Of course, if you don’t recognize a program shortcut on your Taskbar, you can hover over its icon which displays a floating balloon describing its purpose. One of the immediate benefits I discovered using the improved Taskbar with applications is a new feature called Jump List. What it does is combine the ‘Recent Items’ menu from past versions of Windows and allows each application to have an individual Recent Items menu or Task list right click contextual menu with common activities that you might often associate with the program. Not all applications currently support the new feature, but I have discovered a handful that take advantage of it immediately, such as Microsoft Word, Adobe Photoshop, Windows Media Player, Windows Live Messenger, Live Writer, Windows programs such as WordPad, Paint and Notepad to name a few. Not all programs will reveal radical features in Jump List, as programs are updated, third party developers I am sure will add functionality to programs to harness the benefits of Jump List.
Right now, users will
mostly see ‘Recent files’ for some applications or your browser History
for Internet Explorer, you will discover unique functionality in
programs such as Windows Media Player which displays a list of Frequent
activity such as your recently played media, search queries, artist
played and Task for playing your library of music in shuffle mode.

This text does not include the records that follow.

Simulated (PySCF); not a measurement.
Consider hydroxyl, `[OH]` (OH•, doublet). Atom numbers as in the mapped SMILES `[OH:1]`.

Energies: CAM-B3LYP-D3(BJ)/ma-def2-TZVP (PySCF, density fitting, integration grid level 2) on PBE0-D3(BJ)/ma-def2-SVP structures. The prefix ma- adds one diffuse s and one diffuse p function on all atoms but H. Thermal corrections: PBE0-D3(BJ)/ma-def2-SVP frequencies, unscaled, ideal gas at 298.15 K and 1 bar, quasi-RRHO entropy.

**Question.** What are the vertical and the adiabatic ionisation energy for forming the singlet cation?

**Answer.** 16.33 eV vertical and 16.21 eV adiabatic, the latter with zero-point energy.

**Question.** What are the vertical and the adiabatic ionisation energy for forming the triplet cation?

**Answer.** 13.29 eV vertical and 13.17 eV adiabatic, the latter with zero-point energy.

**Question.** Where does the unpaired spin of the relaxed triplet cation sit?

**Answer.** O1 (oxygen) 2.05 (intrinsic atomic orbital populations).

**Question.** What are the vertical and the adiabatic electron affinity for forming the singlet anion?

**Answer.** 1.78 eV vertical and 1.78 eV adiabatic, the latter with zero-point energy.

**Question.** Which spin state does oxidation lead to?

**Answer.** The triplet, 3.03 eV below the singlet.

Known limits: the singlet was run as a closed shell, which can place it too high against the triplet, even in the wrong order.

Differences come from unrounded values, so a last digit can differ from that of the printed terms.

Windows Live Messenger which is available as a part of Windows Live
Essentials includes Task such as changing your status, signing in/out,
going to your home page, viewing your Windows Live Profile or check your
email. Jump List on the Taskbar is not only restricted to applications,
Folders also support it too; users can appreciate seeing a list of the
most frequently accessed folders within a directory. If you want to add
your favourite application, you can do so by
clicking Start, right click a program from the recent programs list or
all programs and click the ‘Pin to Taskbar’ link.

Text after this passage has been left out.